NATO Sends Military Planes to U.S.

President Bush thanked NATO Secretary-General George Robertson for an "unprecedented display of friendship" Wednesday as the 19-nation alliance dispatched radar surveillance aircraft to patrol the eastern United States, replacing U.S. planes that are headed for the Afghanistan war zone.

For Bush and Secretary of State Colin L. Powell, Robertson's visit marked a welcome change from the delicate task of maintaining a diverse coalition that includes nations where government support is tenuous and in some cases buffeted by sometimes violent opposition on the streets.

In underscoring NATO's support for the U.S. effort, Robertson said, "It's a defining moment for humanity now, in facing up to these new and unconventional challenges, and we must be prepared to think unconventionally if we're going to deal with them."

"We stand shoulder to shoulder in a new kind of struggle, and a struggle that we have to win," he said.

In addition to sending the airborne warning and control system (AWACS) radar planes to the United States, NATO dispatched warships to the eastern Mediterranean to replace U.S. ships that are being sent closer to Afghanistan.

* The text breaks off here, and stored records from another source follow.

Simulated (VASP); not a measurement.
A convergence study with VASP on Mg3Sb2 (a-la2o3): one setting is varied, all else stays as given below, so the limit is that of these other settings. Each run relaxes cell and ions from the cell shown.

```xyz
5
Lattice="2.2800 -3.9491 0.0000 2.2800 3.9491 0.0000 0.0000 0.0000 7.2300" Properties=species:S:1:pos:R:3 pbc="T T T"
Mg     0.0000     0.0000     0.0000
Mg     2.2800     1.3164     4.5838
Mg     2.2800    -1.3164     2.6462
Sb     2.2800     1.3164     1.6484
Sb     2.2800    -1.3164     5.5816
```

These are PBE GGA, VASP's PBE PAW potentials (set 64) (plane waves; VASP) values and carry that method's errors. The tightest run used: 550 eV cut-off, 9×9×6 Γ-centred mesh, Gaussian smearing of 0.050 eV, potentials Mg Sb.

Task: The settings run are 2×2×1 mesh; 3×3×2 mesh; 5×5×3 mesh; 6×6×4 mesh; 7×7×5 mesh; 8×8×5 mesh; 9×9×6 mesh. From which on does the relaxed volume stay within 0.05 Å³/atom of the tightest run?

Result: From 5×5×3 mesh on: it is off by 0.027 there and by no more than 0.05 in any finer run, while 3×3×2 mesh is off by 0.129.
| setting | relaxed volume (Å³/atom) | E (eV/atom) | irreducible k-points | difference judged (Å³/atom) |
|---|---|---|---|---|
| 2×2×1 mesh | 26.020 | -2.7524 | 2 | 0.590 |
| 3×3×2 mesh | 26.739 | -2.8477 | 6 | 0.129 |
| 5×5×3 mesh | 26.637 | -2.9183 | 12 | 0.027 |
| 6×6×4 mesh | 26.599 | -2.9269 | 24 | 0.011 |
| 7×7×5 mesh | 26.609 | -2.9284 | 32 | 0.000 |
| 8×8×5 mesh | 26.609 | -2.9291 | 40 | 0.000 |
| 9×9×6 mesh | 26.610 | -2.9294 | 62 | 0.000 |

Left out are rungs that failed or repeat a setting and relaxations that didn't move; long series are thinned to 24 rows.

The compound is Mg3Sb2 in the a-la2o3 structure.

The measures are seen as largely symbolic. The AWACS, a four-engine radar platform built on the chassis of a Boeing 707 airliner, is manufactured in the United States. Most are operated by the U.S. Air Force. In recent years, some of the planes have been sold to NATO allies. The ones scheduled to start patrolling U.S. airspace Friday are operated by German crews.

State Department spokesman Richard Boucher also said the administration is worried about the anti-American demonstrations roiling the streets in Pakistan, Indonesia and other mostly Muslim countries where governments have offered at least rhetorical support for the U.S. campaign.

He noted that the administration has launched a public relations offensive across the Islamic world.

"The Voice of America has expanded its broadcasting in Afghan languages," Boucher said. "Our embassies around the world are very active. Our embassy in Pakistan is making more and more material available to the . . . press. Our ambassadors around the world, some 37 of them, have written op-ed pieces. We've expanded use of Web sites."

White House Press Secretary Ari Fleischer said John D. Negroponte, Washington's ambassador to the United Nations, directed a sternly worded letter to his Iraqi counterpart warning Iraq against launching any military operations or attempting to assist anti-American forces in Afghanistan.

"It was made clear that it's important for Iraq not to see the current circumstance as an opportunity to act against their own population or to act against any neighboring states," Fleischer said.

The warning followed a letter Negroponte sent to the U.N. Security Council earlier this week serving notice that the U.S. war on terrorism may extend beyond Afghanistan and could continue even if accused terrorist leader Osama bin Laden is captured or killed. The implication of the letter was that the United States reserved the right to attack Iraq once the battle in Afghanistan is complete.

Fleischer said there was nothing new in Negroponte's letter because Bush had already declared that the United States "will take whatever actions are required to defend our nation."

Powell, answering questions at a joint news conference with Robertson, said that while the war on terrorism is not limited to Afghanistan, there were no immediate plans for military action against Iraq or any other country.